Machine Clustered and Labeled Decision Tracks Derived from AI-enabled Intent Recognition
Navy SBIR 2020.1 - Topic N201-077
ONR - Ms. Lore-Anne Ponirakis -
Opens: January 14, 2020 - Closes: February 26, 2020 (8:00 PM ET)


TITLE: Machine Clustered and Labeled Decision Tracks Derived from AI-enabled Intent Recognition


TECHNOLOGY AREA(S): Human Systems, Information Systems


The technology within this topic is restricted under the International Traffic in Arms Regulation (ITAR), 22 CFR Parts 120-130, which controls the export and import of defense-related material and services, including export of sensitive technical data, or the Export Administration Regulation (EAR), 15 CFR Parts 730-774, which controls dual use items. Offerors must disclose any proposed use of foreign nationals (FNs), their country(ies) of origin, the type of visa or work permit possessed, and the statement of work (SOW) tasks intended for accomplishment by the FN(s) in accordance with section 3.5 of the Announcement. Offerors are advised foreign nationals proposed to perform on this topic may be restricted due to the technical data under US Export Control Laws.

OBJECTIVE: Develop a watchfloor decision aid service, enabled by recent advances in gaming artificial intelligence (AI),that, to be operationally relevant, must regulate the frequency of recommendations and improve their explainability; and that will identify clusters of sub-decision tracks within a decision track for an AI-enabled game plan in which a similar objective or state was met.

DESCRIPTION: The goal of this SBIR topic is to understand the mechanisms of AI-enabled game play in order to produce optimal strategies for multiple objectives and game states. As the Navy moves towards leveraging AI for decision support, maturing intelligent algorithms for execution plans and explainable AI is imperative. AI algorithms have been shown to produce not only optimal or close to optimal solutions, but also a larger set of eclectic strategies otherwise not derived by humans. An understanding of decision tracks leading to differing solutions/strategies will enable the Navy to be strategic given different mission states. The Navy seeks AI that recommends plans that consist of a set of clustered micro-tasks that optimally lead to the achievement of a specific objective.

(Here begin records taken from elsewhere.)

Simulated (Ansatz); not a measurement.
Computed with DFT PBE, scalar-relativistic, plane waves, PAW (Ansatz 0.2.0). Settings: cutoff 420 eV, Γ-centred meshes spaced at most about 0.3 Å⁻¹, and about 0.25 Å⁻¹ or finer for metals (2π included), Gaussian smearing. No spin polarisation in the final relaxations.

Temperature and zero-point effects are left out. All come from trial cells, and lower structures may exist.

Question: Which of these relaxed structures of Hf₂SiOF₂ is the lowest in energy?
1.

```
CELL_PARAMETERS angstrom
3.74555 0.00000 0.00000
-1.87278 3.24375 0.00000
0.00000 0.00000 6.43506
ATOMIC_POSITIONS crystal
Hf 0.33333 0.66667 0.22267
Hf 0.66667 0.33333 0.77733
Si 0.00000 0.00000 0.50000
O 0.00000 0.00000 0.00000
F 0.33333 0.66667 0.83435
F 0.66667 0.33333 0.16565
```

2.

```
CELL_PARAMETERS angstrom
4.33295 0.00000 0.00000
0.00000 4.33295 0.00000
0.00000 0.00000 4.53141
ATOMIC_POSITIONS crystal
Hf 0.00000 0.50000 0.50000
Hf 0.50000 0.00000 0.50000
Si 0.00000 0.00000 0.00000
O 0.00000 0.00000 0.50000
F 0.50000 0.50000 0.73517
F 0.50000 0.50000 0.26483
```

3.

Advances in deep reinforcement learning [Ref 1] have enabled agents to take low-level actions at a very high pace in support of higher-level plan execution. Researchers have also shown near human level performance for full games [Ref 2] that involve decisions that cut across classic warfighting domains. For the Naval domain, AI that can act confidently but less often and at the plan level are desired since it is not feasible to send human-based forces commands at machine speeds. To accomplish this, a product that can learn clusters of sub-decision tracks (micro-tasks) within a decision track for an AI-enabled plan for which a similar objective or state was met. Given multiple objectives in an AI-enabled game, the topic’s challenge is to use machine learning (ML) to cluster subsets of decisions (micro-tasks) that produce a given objective. These clusters will enable labels for specific game states and provide explainability for an otherwise blackbox AI agent. Tracks of micro-tasks will be approved for execution at the plan level as required by an objective. Newly published methods suggest technical feasibility [Ref 3]. Re-planning will have to be done if the state of a mission significantly changes. Furthermore, within a cluster the mature product should be able to identify a ranking of optimal to suboptimal sub-tracks. While proposers may utilize any data sets where AI was used, it may be helpful to utilize already published Starcraft data [Ref 4]. Inferring explainability from the actions of agents in Starcraft is an active research area whose accomplishments can be leveraged [Ref 5].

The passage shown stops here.